How it works¶
This page covers more advanced topics to understand in depth how data models are created and how data is loaded to the database. This can help with troubleshooting or for advanced use cases.
Building a data model¶
A XML document is a tree-like structure where every element is either a simple type (i.e. a scalar value) or a complex
type which has children which can be simple types or complex types. Elements can also have attributes, which are also
scalar values, which xml2db
will handle just as simple type children. In this page we will call "properties" the
simple type children of an element or its attributes.
The general idea of xml2db
is to convert complex types to a database tables, and simple types or XML attributes into
columns in these tables. When a complex type has complex type children, they are themselves stored in other tables, and
related to their parents with a foreign key constraint, or a relationship table which holds foreign key constraints to
both related tables.
The data model created by xml2db
is mostly bijective with the original XML document, which can in many cases be
extracted and converted back to a XML document as it was loaded into the database.
Note
XSD specification allows multiple-root schemas. This means that XML documents conforming to this schema can have different root elements (XML files will always have just one root element, but they can be different between different XML files conforming to the same schema).
xml2db
handles this by creating a "virtual" root table, named after the short_name
provided to the DataModel
constructor, which will act as a root node in all XML files loaded in this data model.
Hash-based deduplication¶
By default, xml2db
tries to reduce storage footprint in the database by storing only once every subtree from the
original XML document, if it is already present in the database. This deduplication process takes into account the whole
subtree starting from a given element, and not only the direct children of an element.
Taking advantage of the initial tree structure, after parsing the XML document into a python dict, we compute a hash for each node, which includes all its properties and all its children hash, recursively. Two nodes with the same hash are thus identical, so only one of them needs to be stored, even if they appear under different parent nodes.

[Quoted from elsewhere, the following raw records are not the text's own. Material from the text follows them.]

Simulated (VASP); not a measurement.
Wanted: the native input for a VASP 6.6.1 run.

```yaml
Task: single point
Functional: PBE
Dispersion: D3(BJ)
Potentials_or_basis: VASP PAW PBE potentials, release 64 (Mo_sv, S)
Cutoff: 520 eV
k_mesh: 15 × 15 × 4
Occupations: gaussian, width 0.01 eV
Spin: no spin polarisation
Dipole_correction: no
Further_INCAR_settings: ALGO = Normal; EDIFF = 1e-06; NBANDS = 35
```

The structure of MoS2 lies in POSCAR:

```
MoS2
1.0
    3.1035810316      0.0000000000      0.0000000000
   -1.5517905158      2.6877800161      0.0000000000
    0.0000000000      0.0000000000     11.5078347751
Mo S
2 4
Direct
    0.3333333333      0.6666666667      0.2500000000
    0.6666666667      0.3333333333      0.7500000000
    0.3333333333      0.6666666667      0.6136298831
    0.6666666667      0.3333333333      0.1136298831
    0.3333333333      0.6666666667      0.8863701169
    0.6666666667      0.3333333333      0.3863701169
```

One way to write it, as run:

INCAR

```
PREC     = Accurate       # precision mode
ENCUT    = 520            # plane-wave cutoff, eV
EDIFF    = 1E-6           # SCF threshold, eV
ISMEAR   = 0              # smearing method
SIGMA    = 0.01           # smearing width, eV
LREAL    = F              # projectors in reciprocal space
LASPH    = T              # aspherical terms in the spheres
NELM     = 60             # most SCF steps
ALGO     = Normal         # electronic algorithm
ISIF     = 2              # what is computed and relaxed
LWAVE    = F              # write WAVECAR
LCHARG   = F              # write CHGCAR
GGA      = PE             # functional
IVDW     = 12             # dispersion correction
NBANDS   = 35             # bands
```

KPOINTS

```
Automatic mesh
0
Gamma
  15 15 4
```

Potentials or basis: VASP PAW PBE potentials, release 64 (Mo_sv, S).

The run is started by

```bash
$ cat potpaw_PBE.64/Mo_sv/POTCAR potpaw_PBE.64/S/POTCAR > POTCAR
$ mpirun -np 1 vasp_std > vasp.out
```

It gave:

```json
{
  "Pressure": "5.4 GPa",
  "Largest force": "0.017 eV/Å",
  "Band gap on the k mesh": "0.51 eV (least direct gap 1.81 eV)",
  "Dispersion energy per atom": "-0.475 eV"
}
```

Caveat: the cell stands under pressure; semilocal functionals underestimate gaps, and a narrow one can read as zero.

Hash are stored in the database, with a unique constraint (as a column with binary type named xml2db_record_hash
). The
primary key of all databases is an auto-incremented integer column, always named pk_table_name
, table_name
being the
name of the table.
In some cases, especially when only few duplicates are expected, it may be more efficient to allow duplicated nodes in order to avoid extra tables to store relationships. This can be configured for each table of the data model.
Modeling relationships¶
Within a tree, parent-child relationship can have 1-1
or 1-n
cardinality. As we want to reuse child nodes, we
convert these relationships to n-1
or n-n
, respectively. Besides, some children are optional. This does not affect
the representation of relationships in any way.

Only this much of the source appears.